On Degrassi, Walker pushed for a storyline about a girl learning to masturbate. "It's a simple story, but it feels transgressive, because there's not a lot of those on TV," she says.

Noxon contends that she's successful now because she finally figured out what she cares about. "I tried for a long time just to sell my writing," she says. She walked away from at least three hit shows, Brothers & Sisters, Prison Break and Glee, because the fit was wrong. "The nadir was a script whose logline was, 'It's Mrs. Doubtfire, but it's a ghost!'" She pauses. "I really wrote that."

Finally, she started writing to connect – with others and with herself. "Everything I'm working on now came from, 'I have to see this made!'" she says, clutching her heart. "For both Sharp Objects and To the Bone, I thought, 'I will make this no matter what. If I have to, I will get sock puppets, I will go to the park and I will do a sock-puppet version.'"

Noxon calls it "a passion to be understood." That is interestingly modest. It's not about world-conquering. It's about getting a glass of water after decades of desperate thirst.

Sometimes, the female gaze is about saying no. "I've worked with great guys, progressive guys, guys who've championed me," Hoffman says. "But even they have blind spots, because they've grown up with the male gaze, too."

She cites an incident from the writers' room of Odd Squad, the PBS show she calls "Law & Order for kids." A man pitched a story in which the female agent "is talking too much," so she gets zapped with a silence ray and her male partner has to get her voice back for her. Walker, Holness, Deer and Saville erupt in hoots. "That is some Little Mermaid crap," one says. "So Freudian!" another says.
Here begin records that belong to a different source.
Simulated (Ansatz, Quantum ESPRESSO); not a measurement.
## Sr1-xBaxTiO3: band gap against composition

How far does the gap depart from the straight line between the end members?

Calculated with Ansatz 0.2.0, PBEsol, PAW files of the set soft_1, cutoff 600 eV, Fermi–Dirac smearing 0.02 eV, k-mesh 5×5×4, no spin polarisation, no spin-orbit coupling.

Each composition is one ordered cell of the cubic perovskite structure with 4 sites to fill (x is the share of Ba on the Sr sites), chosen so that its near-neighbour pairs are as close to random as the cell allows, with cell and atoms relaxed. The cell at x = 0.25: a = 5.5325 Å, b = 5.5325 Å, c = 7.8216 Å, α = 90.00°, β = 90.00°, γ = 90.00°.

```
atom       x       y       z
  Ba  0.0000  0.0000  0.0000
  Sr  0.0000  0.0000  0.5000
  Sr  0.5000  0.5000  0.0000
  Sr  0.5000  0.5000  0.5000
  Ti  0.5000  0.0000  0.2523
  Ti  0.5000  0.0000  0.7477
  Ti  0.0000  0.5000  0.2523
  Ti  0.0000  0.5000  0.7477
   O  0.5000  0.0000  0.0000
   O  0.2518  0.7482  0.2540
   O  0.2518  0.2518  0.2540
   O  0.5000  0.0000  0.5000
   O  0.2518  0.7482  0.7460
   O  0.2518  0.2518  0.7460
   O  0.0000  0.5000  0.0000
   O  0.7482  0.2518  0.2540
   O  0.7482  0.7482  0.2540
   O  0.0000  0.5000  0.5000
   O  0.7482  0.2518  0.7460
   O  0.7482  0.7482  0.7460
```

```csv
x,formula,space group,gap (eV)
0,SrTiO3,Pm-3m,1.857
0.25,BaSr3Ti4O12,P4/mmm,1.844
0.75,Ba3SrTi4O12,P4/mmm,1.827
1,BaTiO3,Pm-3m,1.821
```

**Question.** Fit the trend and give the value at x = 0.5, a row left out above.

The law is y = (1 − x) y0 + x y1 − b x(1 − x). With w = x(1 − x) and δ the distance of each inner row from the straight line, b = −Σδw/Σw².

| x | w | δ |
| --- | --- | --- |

Hoffman was the only woman in the room and the most junior writer. But she said no to this storyline and kept saying no until they heard her. "It was insane!" she says. "These were great guys. But if you don't say 'It's Mermaid!' they don't know it's Mermaid."

"I get so tired, waving that flag," Saville says.

"There's a great Onion headline: Feminist Forgets Politics for an Hour to Enjoy Television Show," Walker says. "I'm on guard all the time. You get a reputation for it in writers' rooms, but I love that rep. I'll tattoo it on my forehead."

Holness is cautiously optimistic, though. "I'm seeing a push toward gender parity," she says. "It's not simply having a woman's voice in the room. It's that people are actively looking for an oppositional point of view. My voice that's been kept quiet, I can now explore what that is. What I really think – not filtered in a way I think people want and expect, but what I want."

For Noxon, the female gaze is about seeing things others haven't seen – for example, creating UnREAL because "reality TV is Bully TV, and that hadn't been taken seriously," she says – and then adding details that only you could know.

"For years, I carried little airplane bottles of alcohol in my purse," she says. "Those aren't for planes. They're for people like me, a control-freak, anorexic, alcoholic, high-functioning woman who likes to keep a little in her bag, but who also needs to know how many calories are in each shot. I'm sober now, so I can joke about it." She wrote the airplane bottles into Sharp Objects for Adams's character. "She also pours booze into her water bottles," Noxon adds. "I put mine in a Big Gulp."

Noxon puts herself on the page because she knows that specificity "makes it feel alive," she says. "But that requires examination and honesty. You have to mine your own fascinations, foibles, compulsions, fetishes. You have to be willing to look deeply."

Maybe the female gaze isn't about looking outward. Maybe it's about looking inward. Looking in the mirror, then looking beneath that, and telling the unlacquered, unkempt truth about what you find.